Jeff Koons is a cariacature of the art world. A stock trader turned painter in the cocaine driven excesses of the 80s .. He’s an artist that’s extremely easy to hate for a variety of reasons. He’s crude, he’s juvenile, vacuous, an icon of late capitalism, and worst of all he comes off as insincere. Take a look at the video below of Koons’ interview with Art Historian Robert Hughes (I highly recommend watching all of American Visions by the way).
I’m not interested in dissecting deeply the “hidden motives” at play in Koons work. I think the conceptual framework has been better looked at in recent articles that have come out since his retrospective in London. I am interested in looking at what it is that drives us mad about Koons, and what it says about painting today.
Often when the subject of Jeff Koons as a painter comes up, it isn’t long before the fact that he relies completely on the work of studio assistants to make his work is discussed. How can an artist not even touch his own work? A great article on the subject is I Was Jeff Koons’s Studio Serf
Here we are given the account of what it takes to create a Jeff Koons painting. A studio employee is given a very specific task, with specific instructions on how to create the painting. The paint is to be applied in a certain manner, and very specific colors are to be used. One has to wonder if it’s the instructions that turn people off to this mode of creation, or the fact that someone is an employee. If instructions are bad, then why even bother trying to examine how great works of art were made in the past, and attempt to recreate these same working methods? Isn’t this essentially following a set of instructions? As it relates to “employees” (Studio assistants) making a work of art, this also has some historical precedence. It wasn’t uncommon for people like Rembrandt to have an entire studio of artists all working on his paintings. Rembrandt looked at a huge canvas, and saw that a blue gradient needed to painted first and he was like “I aint got time for that” and told one of his assistants to do it. However, there’s one glaring difference between Koons and Rembrandt, and that’s the fact that Rembrandt touched his paintings in the end. Koons never lays a finger on them, he just tells other people what to do.

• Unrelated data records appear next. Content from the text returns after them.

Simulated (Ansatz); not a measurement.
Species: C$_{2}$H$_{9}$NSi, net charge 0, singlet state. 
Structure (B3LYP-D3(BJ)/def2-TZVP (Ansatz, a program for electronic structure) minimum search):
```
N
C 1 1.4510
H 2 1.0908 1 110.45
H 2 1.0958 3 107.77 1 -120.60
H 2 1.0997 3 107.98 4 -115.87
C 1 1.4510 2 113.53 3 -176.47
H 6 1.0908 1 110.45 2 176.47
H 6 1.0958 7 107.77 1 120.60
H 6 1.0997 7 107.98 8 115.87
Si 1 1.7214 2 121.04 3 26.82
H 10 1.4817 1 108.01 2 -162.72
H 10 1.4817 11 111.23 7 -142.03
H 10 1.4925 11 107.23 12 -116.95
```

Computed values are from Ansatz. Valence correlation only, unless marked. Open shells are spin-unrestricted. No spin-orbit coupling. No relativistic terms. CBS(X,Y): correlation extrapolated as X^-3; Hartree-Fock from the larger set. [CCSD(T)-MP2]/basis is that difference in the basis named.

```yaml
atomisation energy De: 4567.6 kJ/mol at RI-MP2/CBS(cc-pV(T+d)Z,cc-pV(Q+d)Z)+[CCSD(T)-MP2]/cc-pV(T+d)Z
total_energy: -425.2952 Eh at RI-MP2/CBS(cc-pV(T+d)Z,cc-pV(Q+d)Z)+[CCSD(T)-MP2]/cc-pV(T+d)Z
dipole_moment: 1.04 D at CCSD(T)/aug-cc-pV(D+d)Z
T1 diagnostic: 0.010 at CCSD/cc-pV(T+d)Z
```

However, lets think about what’s really wrong with keeping your hands off of a project? Some of the greatest Film directors of all time aren’t splicing film or moving the mouse to edit certain sections of a film. They’re telling other people what to do, and in doing so, they’re trying to make a product that is either A) Marketable or B)Art . In Koons’ case he’s doing both. There’s no doubt that he’s playing with ideas involving consumerism, and it’s not a coincidence that he came to prominence at the height of capitalist excess. So, doesn’t this make him a pretty good artist who was able to catch the zeitgeist of the moment? We shouldn’t be shocked that his aluminum steel bunny set a record at auction. That’s what it was supposed to do. Sure, the reflection in the side of that bunny may represent the vacuous nature of the art market, but it also reflects us.